Pattern Recognition is it Science or an Art?

We looked at the National Academy of Sciences body of work wherein it identified weaknesses in the way that forensic science in the United States is practiced.  One of the major areas that it focused on and ultimately took issue with concerned the body of forensic sciences loosely called pattern recognition.

The basic pseudo-scientific principles of pattern recognition based sciences is not unlike Sesame street in the video below.  I am being serious.

Like cookie monster we ask “Did you guess which thing is not like the other things?  Did you guess which thing with all of your might?”

In pattern recognition based forensic science disciplines, we take a known and compare it against an unknown that is typically at the scene to try to guess with all of our might.

The problem becomes fairly obvious fairly quickly.

  • First, we need to prove that these knowns that we are comparing the unknown against are obtained as near as possible to the real world conditions as possible that generated the unknown so that the comparison can even begin to be valid.  For example, shooting a projectile from a gun into a body will massively deform the bullet along its path if it hits bone or dense mass, but typically the known that is generated for comparison purposes against this unknown is in fact created by firing its bullet into a water tank which creates a near pristine object, not like the deformed one from the scene;
  • Second, we need a sufficient population density study to prove that the knowns and unknowns are uniquely contributed and traceable uniquely to the originating source to the exclusion of all others.  For example, we need to prove through meaningful scientific study that only this type of seed with these types of observable and quantifiable characteristics is in fact unique only to marijuana to the exclusion of all other botanical substances;
  • Third, can we use points of comparison/agreement at all?  If so, what definable, measurable and empirical points constitute these points of comparison/agreement?  Can we distinguish between class, subclass and individual points of comparison/agreement based upon meaningful population density studies?
  • Fourth, have the methods of analysis and the protocols been tested and validated to be declared suitable for its intended use?
  • Finally, can we identify the sources of uncertainty in our analysis and can we quantify them so as to be able to report the uncertainty of our results in a metrologically responsible way?

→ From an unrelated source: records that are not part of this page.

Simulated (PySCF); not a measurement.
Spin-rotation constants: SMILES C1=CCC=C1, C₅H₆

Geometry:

A lot of forensic science is caught up in pattern recognition.  It includes the following general disciplines (note the list is not comprehensive):

  1. Forensic Firearm Analysis
  2. Forensic Toolmark Analysis
  3. Forensic Odentology Analysis
  4. Impression evidence such as Forensic Fingerprint Analysis, Forensic footprint analysis and Forensic Tire Mark Analysis
  5. Forensic Hair Analysis
  6. Forensic Fiber Analysis
  7. Some forms of trace evidence analysis
  8. Forensic Questioned Document analysis

The National Academy of Sciences report states that these areas of science have potential to be great tools of science and truth.  Yet, right now, the way they are studied, practiced and presented in court is based upon unproven and fundamental systemic flaws in that it is in fact based upon,  There are too many fundamental assumptions, much like the ones listed above, that have not been scientifically proven to be true or valid.

In other words, the jury is still out.